How to Find the Actual Path Found by Bfs

How to trace the path in a Breadth-First Search?

You should have look at http://en.wikipedia.org/wiki/Breadth-first_search first.

Below is a quick implementation, in which I used a list of list to represent the queue of paths.

# graph is in adjacent list representation
graph = {
        '1': ['2', '3', '4'],
        '2': ['5', '6'],
        '5': ['9', '10'],
        '4': ['7', '8'],
        '7': ['11', '12']
        }

def bfs(graph, start, end):
    # maintain a queue of paths
    queue = []
    # push the first path into the queue
    queue.append([start])
    while queue:
        # get the first path from the queue
        path = queue.pop(0)
        # get the last node from the path
        node = path[-1]
        # path found
        if node == end:
            return path
        # enumerate all adjacent nodes, construct a 
        # new path and push it into the queue
        for adjacent in graph.get(node, []):
            new_path = list(path)
            new_path.append(adjacent)
            queue.append(new_path)

print bfs(graph, '1', '11')

This prints: ['1', '4', '7', '11']

Another approach would be maintaining a mapping from each node to its parent, and when inspecting the adjacent node, record its parent. When the search is done, simply backtrace according the parent mapping.

graph = {
        '1': ['2', '3', '4'],
        '2': ['5', '6'],
        '5': ['9', '10'],
        '4': ['7', '8'],
        '7': ['11', '12']
        }

def backtrace(parent, start, end):
    path = [end]
    while path[-1] != start:
        path.append(parent[path[-1]])
    path.reverse()
    return path
        

def bfs(graph, start, end):
    parent = {}
    queue = []
    queue.append(start)
    while queue:
        node = queue.pop(0)
        if node == end:
            return backtrace(parent, start, end)
        for adjacent in graph.get(node, []):
            if node not in queue :
                parent[adjacent] = node # <<<<< record its parent 
                queue.append(adjacent)

print bfs(graph, '1', '11')

The above codes are based on the assumption that there's no cycles.

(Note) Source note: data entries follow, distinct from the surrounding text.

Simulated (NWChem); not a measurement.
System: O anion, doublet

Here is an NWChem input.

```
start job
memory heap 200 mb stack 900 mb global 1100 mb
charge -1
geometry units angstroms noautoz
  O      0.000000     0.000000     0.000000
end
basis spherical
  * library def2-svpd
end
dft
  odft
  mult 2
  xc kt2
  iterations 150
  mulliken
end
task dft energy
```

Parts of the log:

How can I find the actual path found by BFS?

To do so, you need to store a map:V->V (from vertices to vertices), which will map from each node v, the vertex u that "discovered" v.

You will populate this map during the iterations of BFS.

Later - you can reconstruct the path by simply going from the target node (in the map) up until you get back to the source, which will be your path (reversed, of course).

Note that this map can be implemented as an array if you enumerate the vertices.

How does a Breadth-First Search work when looking for Shortest Path?

Technically, Breadth-first search (BFS) by itself does not let you find the shortest path, simply because BFS is not looking for a shortest path: BFS describes a strategy for searching a graph, but it does not say that you must search for anything in particular.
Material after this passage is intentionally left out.